Halliburton and KBR had news from mulitiple sources – including multiple sources in the military – that the roads that day were under active combat operations,according to Scott Allen, attorney for Cruse, Cott, Henderson and Allen, LLP.

“The roads were black, closed and or red, no civilians,” he said. “Why would they send this convoy in camouflage trucks down that road in the middle of battle?”

Ed Sanchez, former KBR driver, was on the road near Baghdad that day.

“They wanted to continue doing business with the army, whatever the risks were,” he said. “KBR. Kill, bag and replace people. They tried to do it with us, and they killed my friends. And they tried to kill me, and I know that.”

Bill Peterson, also on the road that day driving for KBR, also believes greed was at the heart of the operation.

“It was nothing but the money,” he said. “There was no duty, no honor, no country among anyone at Halliburton KBR. Oh, you hear people [say] ‘Oh, they gave their lives,’ but I can assure you they did not, they were taken from them.”

Halliburton was also hired to provide clean and safe cooking, cleaning and shower water for the military. But according to Ben Carter, former KBR/Halliburton water purification expert, the company cut corners there, as well.

“One of Halliburton’s employees saw something wiggling in the water in his toilet bowl, so I went and tested the water in our water storage tanks, there was no chorine in that. None,” he said. “It was extremely contaminated, and included malaria, typhus giarardia and cryptospyridium. Of the 67 water treatment plants, 63 weren’t providing safe water.”

KBR executives and secretaries lived a lavish existence in Kuwait under the cost-plus pricing agreement. A KBR former contract administrator in Iraq, Marie de Young, talked about her experiences while overseas, particularly at meals and with accomodations.

“It was lavish, rows and rows of vegetable platters, beef platters fish platters, “ she said.

Meanwhile, U.S. troops were sleeping nine to a tent, in adverse conditions.

Employees also talked about items they believed were intentionally ordered incorrectly.

“They got the wrong equipment, ordered the wrong stuff, computers still in boxes, new vehicles, they’d push ‘em out in what they’d called ‘burn pits,’” said James Logsdon, former truck driver. “And they just set it on fire, claim it as a loss, get more money for the right equipment or for the right stuff they needed.”

Trucks costing upward of $80,000 were destroyed for the simple fact they had no replacement oil filters, or spare tires. Commercial tractor trailers moved up and down the roads of Iraq going nowhere, with no payload, simply to run up expenses.

“It was a legal way of stealing from the American citizen and the military,” said Shane Ratliff, KBR/Halliburton truck driver.

The film describes another audit that ensued back at home – this time by the Pentagon, which found potential overcharges totaling $61 million. Vice President Dick Cheney, former Halliburton CEO, coordinated the multibillion-dollar contract between his old company and the government.

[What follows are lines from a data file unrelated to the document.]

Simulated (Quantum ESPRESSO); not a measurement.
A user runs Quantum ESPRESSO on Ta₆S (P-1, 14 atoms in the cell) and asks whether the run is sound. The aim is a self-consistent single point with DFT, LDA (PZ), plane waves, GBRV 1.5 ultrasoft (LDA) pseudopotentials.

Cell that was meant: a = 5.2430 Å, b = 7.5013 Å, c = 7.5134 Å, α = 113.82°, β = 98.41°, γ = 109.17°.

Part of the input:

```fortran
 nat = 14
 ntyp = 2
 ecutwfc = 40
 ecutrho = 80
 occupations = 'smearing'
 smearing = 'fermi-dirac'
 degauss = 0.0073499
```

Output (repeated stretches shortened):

Charles Lewis, of the Fund for Independence in Journalism, pointed out after all the oversights were discovered in the Halliburton ordeal, there was not a single hearing in the Congress about the “mysterious” bidding process.

Byron Dorgan, D-N.D., was incensed at the discovery, only to be chastened by Sen. Jeff Session, R-Ala., who said: “The Senate should spend a little less time advertising the allegations of wrongdoing and spend more time talking about what is going right.”

Patrick Leahy, D-Vt., proposed an amendment to HR 4939 that would thwart “war profiteers.” It was defeated 31-22 along party lines: Democrats, 21 for, one against; Republican one for, 30 against. And 380 members did not vote on the measure.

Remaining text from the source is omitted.